CALEXICO, Calif. (Border Report) — Calexico Council member Raul Ureña is encouraging his city to set up two permanent campsites on city property to house farmworkers and the homeless.
The city, located about 120 miles east of San Diego on the southern border, had been supporting a site where about a dozen individuals have been living for the last three months. It sits at the corner of First Street and Andrade Avenue just north of the border barrier.
The campsite was set up by a local representative of the Coalition for Humane Immigrant Rights on a city-owned parcel.
It consists of about a dozen tents and according to Ureña will remain in place until the federal government decides its fate.
Recently, the city of Calexico sold the land to the federal government, and, legally, it doesn’t control it anymore.

Ureña sees this as an opportunity to provide other transitional housing for farmworkers who can’t afford to pay rent on either side of the border or who simply prefer staying in the U.S. after working in the fields avoiding long border-crossing times.
“Sacrifices are being made by people on both sides,” Ureña said. “Rents are high in Mexicali now, and we know they are only getting higher here in the valley.”
Narciso Chavez, who lives in the camp now says without it, he doesn’t know where he would be.

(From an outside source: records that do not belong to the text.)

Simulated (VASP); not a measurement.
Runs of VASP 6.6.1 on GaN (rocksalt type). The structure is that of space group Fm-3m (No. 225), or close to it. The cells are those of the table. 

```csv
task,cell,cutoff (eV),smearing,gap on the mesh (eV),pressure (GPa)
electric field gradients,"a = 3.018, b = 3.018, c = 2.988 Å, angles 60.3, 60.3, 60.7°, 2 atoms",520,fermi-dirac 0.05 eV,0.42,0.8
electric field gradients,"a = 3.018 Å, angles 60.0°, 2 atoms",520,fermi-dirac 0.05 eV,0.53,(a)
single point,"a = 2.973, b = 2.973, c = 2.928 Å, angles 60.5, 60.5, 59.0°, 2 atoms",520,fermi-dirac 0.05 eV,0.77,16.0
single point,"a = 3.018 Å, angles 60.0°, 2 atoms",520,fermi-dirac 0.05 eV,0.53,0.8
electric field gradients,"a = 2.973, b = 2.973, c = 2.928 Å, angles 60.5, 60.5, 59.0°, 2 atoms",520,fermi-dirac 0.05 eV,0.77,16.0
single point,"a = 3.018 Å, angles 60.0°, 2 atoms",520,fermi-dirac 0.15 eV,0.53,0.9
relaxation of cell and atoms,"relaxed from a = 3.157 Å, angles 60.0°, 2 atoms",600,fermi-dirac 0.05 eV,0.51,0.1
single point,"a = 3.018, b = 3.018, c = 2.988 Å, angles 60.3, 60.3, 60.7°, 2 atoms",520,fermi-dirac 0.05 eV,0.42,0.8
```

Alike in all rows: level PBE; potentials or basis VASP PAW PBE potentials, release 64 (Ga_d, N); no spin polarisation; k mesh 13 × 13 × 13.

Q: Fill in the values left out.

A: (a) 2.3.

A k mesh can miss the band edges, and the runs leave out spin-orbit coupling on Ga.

“Rents cost anywhere from 8- to 900 dollars, it doesn’t leave anything for food, what are we going to eat, air?” Chavez said.

According to Ureña, men like Chavez and others typically wake up at 3 a.m. and head into town to wait for buses that ferry farm workers to fields around the Imperial Valley.
“These workers provide $2 billion into our area’s economy and in practical terms, if they can’t go to work, we don’t eat,” said Ureña.